Our own Forrest Barbee was asked by the Las Vegas Review Journal newspaper recently about the impact of the federal tax credit (for first time homebuyers) on residential sales in Nevada. The statistics were even more dramatic than I expected…
The evidence comes from the Internal Revenue Service, which says that 20,222 Nevada first-time homebuyers have applied for the tax credit of up to $8,000 for the tax year 2008 as of Sept. 18.
“That’s a third of all the sales, new and resale, for that one-year period. That’s a pretty sizable number,” said Forrest Barbee, corporate broker at Prudential Americana Realty and a director of the Greater Las Vegas Association of Realtors.
“It certainly suggests to me that an awful lot of people are taking advantage of this tax credit,” Barbee said.
As you might imagine, the big question on everyone’s mind going forward is the potential extension of this highly effective housing stimulus program. The current tax credit is set to expire on November 30th and lawmakers are hard at work developing phase II of this highly popular tax break. In the meantime, buyers are struggling with the worst enemy of any market-based decision making process, uncertainty.

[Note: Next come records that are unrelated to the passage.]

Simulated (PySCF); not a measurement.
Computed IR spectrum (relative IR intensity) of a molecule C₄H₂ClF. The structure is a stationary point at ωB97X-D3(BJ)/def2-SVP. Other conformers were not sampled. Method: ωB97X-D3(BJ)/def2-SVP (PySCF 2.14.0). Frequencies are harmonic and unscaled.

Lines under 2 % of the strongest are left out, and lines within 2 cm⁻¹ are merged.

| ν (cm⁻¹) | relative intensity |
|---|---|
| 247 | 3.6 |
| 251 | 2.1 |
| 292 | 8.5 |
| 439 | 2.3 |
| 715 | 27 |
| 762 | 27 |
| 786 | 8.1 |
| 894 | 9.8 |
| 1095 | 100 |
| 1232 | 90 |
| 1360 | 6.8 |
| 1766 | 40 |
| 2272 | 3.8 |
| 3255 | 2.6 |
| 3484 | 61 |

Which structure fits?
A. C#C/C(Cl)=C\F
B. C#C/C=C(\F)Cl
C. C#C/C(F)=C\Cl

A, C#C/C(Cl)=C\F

In truth, almost no one doubts that the tax credit will be extended in one format or another. Residential housing is at the epicenter of our current economic downturn and no expert that I know of thinks a sustainable recovery is possible without meaningful stabilization in US house prices. You can’t achieve stabilization without a steady supply of buyers, and without the tax credit it would appear that you forfeit quite a bit of residential enthusiasm. Is that something the US economy can afford right about now ??